Gartner Hype Cycle and Copyright
In the morning, I opened today’s Times of India, Bangalore edition and on page 18 I found an article on “Gartner Hype Cycle of Emerging Technologies 2009″. There is no copyright notice. It appears as it some reported has picked up the graphics from the web and written the article. So, this may be a case of copyright infringement.
You can access it here – http://epaper.timesofindia.com/Daily/skins/TOINEW/navigator.asp?Daily=TOIBG&showST=true&login=default&pub=TOI and select page 18.
I had come across a post by Neville Hobson (2nd August) on Gartner restricts usage of hype cycle graphics, which discussed the subject of copyright. Gartner has a clearly defined policy on who can quote the hype cycle – Want to quote a Hype Cycle?.
Does such copyright violation help or harm Gartner?

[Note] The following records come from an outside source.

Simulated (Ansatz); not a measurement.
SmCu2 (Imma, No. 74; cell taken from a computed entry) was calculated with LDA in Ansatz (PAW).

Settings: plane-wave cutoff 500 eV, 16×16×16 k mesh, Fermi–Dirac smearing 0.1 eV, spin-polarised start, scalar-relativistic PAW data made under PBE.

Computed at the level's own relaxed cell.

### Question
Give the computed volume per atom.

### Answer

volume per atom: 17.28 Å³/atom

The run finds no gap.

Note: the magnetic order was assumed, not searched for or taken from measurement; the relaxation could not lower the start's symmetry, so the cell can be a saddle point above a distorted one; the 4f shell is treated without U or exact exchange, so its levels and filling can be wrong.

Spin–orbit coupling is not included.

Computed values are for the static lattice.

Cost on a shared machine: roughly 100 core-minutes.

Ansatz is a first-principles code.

I think it is good free advertisement of the report as well as the concept of hype cycle and I agree with Neville Hobson that by restricting the use Gartner is preventing “…buzz about their research…” to emerge.
Brendan Hughes has commented that a “…creative commons type approach here would be very beneficial for Gartner and more in keeping with the spirit of openness in the digital age.”
However, Gartner feels that the use of the graphics out of context can be misleading. For example, according to Gartner, labels like trough of disillusionment, is open to misinterpretation.
Other Hype-Cycle Reports
Apart from the hype cycle on emerging technologies, which receive the maximum attention, Gartner also published hype-cycles of many other topics (I counted 79 of the). You can see the list here. Each report is around USD 1,995.
However, if you are only interested in the finding out what technologies are covered in each of the report, it is available as the table of content available on the Gartner site.